All of these thoughts that follow are taken from Yancey’s book and specifically from Chapter 10 , Death: The Final Week.

Not only is the resurrection central to our faith, but also the death of Jesus is central! Death is not just the way leading to resurrection, but the death of Jesus is a focal point for our faith in and of itself. Our God allowed God to be killed. We have a God who, at a certain point in our human, planet Earth history, died! What is the meaning of this in terms of our faith?

Yancey says, “Of the biographies I have read, few devote more than ten percent of their pages to the subject’s death--including biographies of men like Martin Luther King, Jr. and Mahatma Gandhi, who died violent and politically significant deaths. The Gospels, though, devote nearly a third of their length to the climactic last week of Jesus’ life. Matthew, Mark, Luke, and John saw death as the central mystery of Jesus.”

What does this centrality of the death of Jesus teach us? “In a sense, the paired thieves present the choice that all history has had to decide about the cross. 

Do we look at Jesus’ powerlessness as an example of God’s impotence or as a proof of God’s love? 

The Romans, bred on power deities like Jupiter, could recognize little godlikeness in a crumpled corpse hanging on a tree. 

Devout Jews, bred on stories of a power Jehovah, saw little to be admired in this god who died in weakness and in shame. 

The cross redefines God as One who was willing to relinquish power for the sake of love. 

Jesus became, in Dorothy Solle’s phrase, ‘God’s unilateral disarmament.’

Power, no matter how well intentioned, tends to cause suffering. Love, being vulnerable, absorbs it. In a point of convergence on a hill called Calvary, God renounced the one for the sake of the other.”

The challenge of faith for us, in our day, is to follow the example of Jesus who in His humanity and divinity has shown us the way to eradicate evil from our world. 

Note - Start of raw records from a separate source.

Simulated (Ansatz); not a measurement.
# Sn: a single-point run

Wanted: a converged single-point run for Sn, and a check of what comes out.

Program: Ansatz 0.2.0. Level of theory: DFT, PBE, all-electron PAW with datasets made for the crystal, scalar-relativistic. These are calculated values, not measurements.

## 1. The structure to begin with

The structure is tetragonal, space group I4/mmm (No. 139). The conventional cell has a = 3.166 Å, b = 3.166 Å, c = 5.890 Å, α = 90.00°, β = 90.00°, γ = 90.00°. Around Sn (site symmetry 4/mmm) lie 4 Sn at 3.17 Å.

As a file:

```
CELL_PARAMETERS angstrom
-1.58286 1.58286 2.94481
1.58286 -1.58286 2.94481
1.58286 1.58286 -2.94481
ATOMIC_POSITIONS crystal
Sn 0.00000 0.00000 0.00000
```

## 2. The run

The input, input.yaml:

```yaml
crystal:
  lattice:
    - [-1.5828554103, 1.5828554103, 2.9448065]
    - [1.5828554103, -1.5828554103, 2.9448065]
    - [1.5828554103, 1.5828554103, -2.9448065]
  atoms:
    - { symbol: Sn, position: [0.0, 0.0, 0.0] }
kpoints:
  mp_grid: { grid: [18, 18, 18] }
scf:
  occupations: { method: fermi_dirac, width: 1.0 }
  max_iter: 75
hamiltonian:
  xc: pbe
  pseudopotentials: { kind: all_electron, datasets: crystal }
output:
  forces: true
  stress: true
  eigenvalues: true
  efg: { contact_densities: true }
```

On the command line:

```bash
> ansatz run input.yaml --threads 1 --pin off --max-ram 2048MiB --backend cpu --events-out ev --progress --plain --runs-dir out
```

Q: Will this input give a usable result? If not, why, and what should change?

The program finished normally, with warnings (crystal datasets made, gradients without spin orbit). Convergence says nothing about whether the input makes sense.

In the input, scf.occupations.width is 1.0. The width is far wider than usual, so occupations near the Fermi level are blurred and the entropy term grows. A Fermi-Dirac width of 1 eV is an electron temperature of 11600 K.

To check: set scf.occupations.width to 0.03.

“M. Scott Peck writes, ‘I cannot be anymore specific about the methodology of love than to quote these words of an old priest who spent many years in the battle: “There are dozens of ways to deal with evil and several ways to conquer it. All of them are facets of the truth that the only way to conquer evil is to let it be smothered within a willing, living human being. When it is absorbed there like blood in a sponge or a spear into one’s heart, it loses its power and goes no further.” 

The healing of evil – scientifically or otherwise--can be accomplished only by the love of individuals. A willing sacrifice is required…I do not know how this occurs. But I know that it does.’”

May these reflections help us to enter into the spirit of these Good Friday Mysteries!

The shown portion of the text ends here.